Damascus is in pain, and we are not helpless or naked. Damascus is the one that allowed others to write its history. Damascus is not foolish or naive; it even fears its own people. In its neighborhoods and diversity lies a scene from the future: it can be beautiful or ugly. As residents of Damascus, with different locations, wealth, dreams, and ambitions, you all know this. The dispute is not about knowing what is happening in Damascus, but rather, how can we save Damascus?
I asked a rational and honest friend to some extent: What reactions did Mr. Khaddam’s interview on Al-Arabiya channel evoke among the Syrian people? He answered me with a bit of regret: The Syrian people, in general, believe everything Mr. Khaddam said about the Syrian regime, just as they believe everything the Syrian regime said about Mr. Khaddam. However, I returned and asked him in a very private session why there was regret in your voice when talking about this matter? He replied: What scares him now is that Mr. Khaddam’s movement, according to the Syrian reality produced by the authority, is participating in it until a recent period. What he fears is that Mr. Khaddam’s movement takes on a sectarian face, and this is what the authority is trying to spread among the people now, following the same oral culture that constituted the cornerstone of the authoritarian, corrupt, and repressive cultural producer.

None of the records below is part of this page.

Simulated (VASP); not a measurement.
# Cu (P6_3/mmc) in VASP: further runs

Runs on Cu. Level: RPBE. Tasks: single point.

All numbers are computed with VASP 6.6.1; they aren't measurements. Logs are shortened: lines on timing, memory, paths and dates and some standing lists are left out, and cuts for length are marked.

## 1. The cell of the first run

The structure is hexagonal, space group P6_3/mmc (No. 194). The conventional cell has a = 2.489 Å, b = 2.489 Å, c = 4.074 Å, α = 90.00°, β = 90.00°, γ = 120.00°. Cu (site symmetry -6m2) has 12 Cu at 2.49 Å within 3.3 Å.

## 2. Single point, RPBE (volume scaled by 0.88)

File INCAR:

He also fears that things will return, after creating some hope for change among the people, to a state of applied despair, sinking the Syrian citizen more into poverty, deprivation, and the search for his livelihood in a way that makes him think of nothing more than a loaf of bread.
The Syrian people have reached a point where thinking about change and the return of their dignity, freedom, and decent living is impossible for the Syrian citizen. The return of security to his future, his country, and the future of his grandchildren is impossible to contemplate for the Syrian citizen. I heard from Mr. Khaddam in his interviews a hint that he will return to Syria soon, and his name will not be registered on the list of Syrian expatriates. Whether it’s a promise, a dream, or a necessity for political action, in any case, the non-fulfillment of this promise makes my friend’s words true and plunges the Syrian citizen once again into a completely closed threshold of despair.
Honestly, in many matters, an important approach to understanding and changing reality is through a bit of humor/tragedy. Mr. Khaddam was asked about the conflict within the Ba’ath Party or, to be more precise, the power that covers itself with the Ba’ath, along with the Muslim Brotherhood. The results were disastrous for the Syrian people, especially the way the power imposed a sectarian aspect on this conflict. Some leaders of the Muslim Brotherhood helped in that through their practices and some violent acts they carried out. The authority helped in solidifying sectarian and tribal backward sentiments in society to keep itself as the oppressive, stealing, and tyrannical authority.
Now, is there a return of an alliance between the Ba’ath and the Muslim Brotherhood that brings back Syria’s civil face? What encourages this is the deep review carried out by the group’s leaders, both individually through their writings and at the party level through the documents representing their opinions after reviewing their experience. They envision a real civil future for Syria and hope for a broader, genuine democratic alliance in Syria through the National Salvation Front.
I also sensed from Mr. Khaddam a seriousness in reviewing his experience in power on the grounds of democratic awareness. This review, with all the courage required to confront oneself, is also needed by the Syrian citizen regardless of how this review will be conducted and separate from the statements of some opposition leaders calling on Mr. Khaddam to apologize for his past. It should aim to communicate this review to the Syrian citizen.
Speaking from the perspective of an observer, and perhaps more concerned about this matter than others, I want to emphasize that Mr. Abdul Halim Khaddam does not need support from the opposition from a material perspective. Also, in the event he returns to power, he does not intend to pass it on to any of his sons because they are outside this context.
So, what prompted him to join the Syrian opposition and form a serious and genuine nucleus that can carry a real democratic project?
I believe that this question needs to be answered repeatedly, especially since there are forces accusing this new alliance of exclusion and levying many charges against it. There is traditional internal opposition that rejected this coalition and insists on excluding Mr. Khaddam from the honor of turning into a Syrian opposition figure. Why this insistence is indeed a striking determination by some opposition figures. There is also another opposition accusing this front of exclusion, such as the Reform Party in Washington and other opposition groups inside and outside the country. Some forces that wanted to be informed about it at the Brussels conference and participate in its preparation registered their reservations and comments.
A Syrian opposition figure currently in France sent me a message saying, “I hope first that Mr. Abdul Halim Khaddam will be open to many questions that will be directed to him, not with the intention of harm but for clarification. Fifteen years ago, when asked about the Syrian opposition, Mr. Abdul Halim Khaddam answered: it is the opposition of the Champs-Élysées. Why doesn’t it return to Syria if it is a serious opposition?” The sender continues, “Now, since that date, we are moving freely, but Mr. Abdul Halim Khaddam is moving in the Champs-Élysées according to a calculated security movement due to fear for his life. This is painful for him and his family. That’s why he asked me, if I have the opportunity, to ask Mr. Abdul Halim Khaddam about this matter, and I hope Mr. Khaddam will answer it if he reads this text. Because Damascus is eagerly awaiting many answers.”